Yesterday evening was a reminder of why I do what I do, as a parent, and as a woodworker.
During the day I was stressed at work keeping up with all the phone calls. It’s getting into the busy season so things are really picking up. That’s fairly inconsequential though, it’s not that difficult to do on mental autopilot.
What the main source of my stress was, my wife and I have some friends who are a couple that are going through a rough patch, and have been for a while now. Friday nights have been a regular thing with them for a couple of years now, and my daughter has really grown fond of them too. The guy, whom my daughter has affectionately dubbed “Silly Guy” might be on his way out unless he gets his act together, relationship-wise. He’s a fun dude and my daughter loves playing with him, so the idea of having to explain to her why Silly Guy isn’t around anymore just hurts to think about.
So when I got home from work yesterday and my daughter greets me at the door saying, “Daddy! Let’s work on my toolbox!”, I knew that was just what the doctor ordered. Daddy-daughter time, combined with distraction from other problems? Sounds great. The other day she told me she wanted a toolbox, just like Handy Manny. It’s a kid’s show, where a guy and his talking tools fix things.
The day before, we’d cut the parts from 1/2” birch ply, drilled holes, and pegged the joints together with walnut dowels. Today we got to saw the pegs and sand them flush. She absolutely loves to saw things. She’s only four, so she’s not quite old enough to do it by herself. But she’ll stand on her stool with her hand on the saw as I guide the cuts. After getting the remaining glue off with a card scraper, I had her stay back while I gave it a good coat of spray lacquer on the back porch. She also told me of her intent to paint it. I guess that’ll be another day.
She sure has a strong spirit, I’ll give her that. It’s been hell to deal with during potty training, but her stubbornness can certainly be an assett in the future, I think. I just have to channel it properly. If I had a nickel for every time I’ve heard her say, “Daddy, I can do it myself”, “I don’t need help”, or “Here, let me do it”, I’d have saved enough for a good down payment on her first car by now.
And she definitely digs tools. The other day I took her over to my parents’ house to hang out. My dad told her, “Show your daddy what you did with the tools the other day.” So my daughter grabs my dad’s ratchet set and goes over to their minivan and starts pretending like she’s changing a tire. She wasn’t actually turning the lug nuts, but she has a firm grasp of what it’s supposed to do.
The other day I had to run to the Big Orange Box with her. She was enamored with the riding lawn mowers, and insisted that I let her “drive the tractor”. She kept asking me how to start it, having every intent to run the thing herself.
Our friend from the aforementioned couple is the mother of two boys, 15 and 12. The younger one in particular is fasincated with machines and building things. When I showed him my woodworking setup in the garage, he begged me to make him a functioning crossbow. Naturally that was met with an emphatic “not only no, but hell no”. Although I said if he wanted me to make him something fun that doesn’t have the potential to easily kill someone, that would be fine.
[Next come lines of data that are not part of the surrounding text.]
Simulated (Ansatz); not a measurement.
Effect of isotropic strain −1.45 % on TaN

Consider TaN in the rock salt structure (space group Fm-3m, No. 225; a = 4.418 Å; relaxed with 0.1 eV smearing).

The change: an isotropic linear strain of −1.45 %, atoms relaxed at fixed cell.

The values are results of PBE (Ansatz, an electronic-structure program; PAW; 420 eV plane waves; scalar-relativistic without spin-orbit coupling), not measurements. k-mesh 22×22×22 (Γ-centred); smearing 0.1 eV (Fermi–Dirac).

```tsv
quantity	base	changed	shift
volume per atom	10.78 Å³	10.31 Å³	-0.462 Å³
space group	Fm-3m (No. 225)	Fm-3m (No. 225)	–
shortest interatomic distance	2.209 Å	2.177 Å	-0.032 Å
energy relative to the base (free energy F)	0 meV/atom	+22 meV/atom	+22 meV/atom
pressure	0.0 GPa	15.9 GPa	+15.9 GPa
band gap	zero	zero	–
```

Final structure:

He took a liking to the sword I’d made for myself, and asked if I could make him a dagger.
Now that I could do, with blunt edges, of course. So here’s what I came up with him. It’s mahogany with a walnut grip. It was a fun little distraction.
Naturally, now my daughter wants one too. She said she wanted a sword, so I’m making her a sword, albeit one for her size. I drew out a few options, like a straight knightly sword or a curved pirate sword. She opted for the straight variety, but added a strange qualifier that I’m still not quite sure how to accomplish. She said, and I quote, “Make me a donut sword.” Uh…ok. After asking a few questions I’m still not sure if it’s supposed to have donuts that fit around the blade, or have donuts painted on the hilt, or what. It’s a mystery.
Anyway, that project remains a work in progress, so no pictures yet. Just wanted to share some amusing notes from parenthood. Nothing we’re doing right now will be seen in the pages of Fine Woodworking, but I know that when she grows up that it’s days like yesterday that will be her most fond memories. That’s what counts.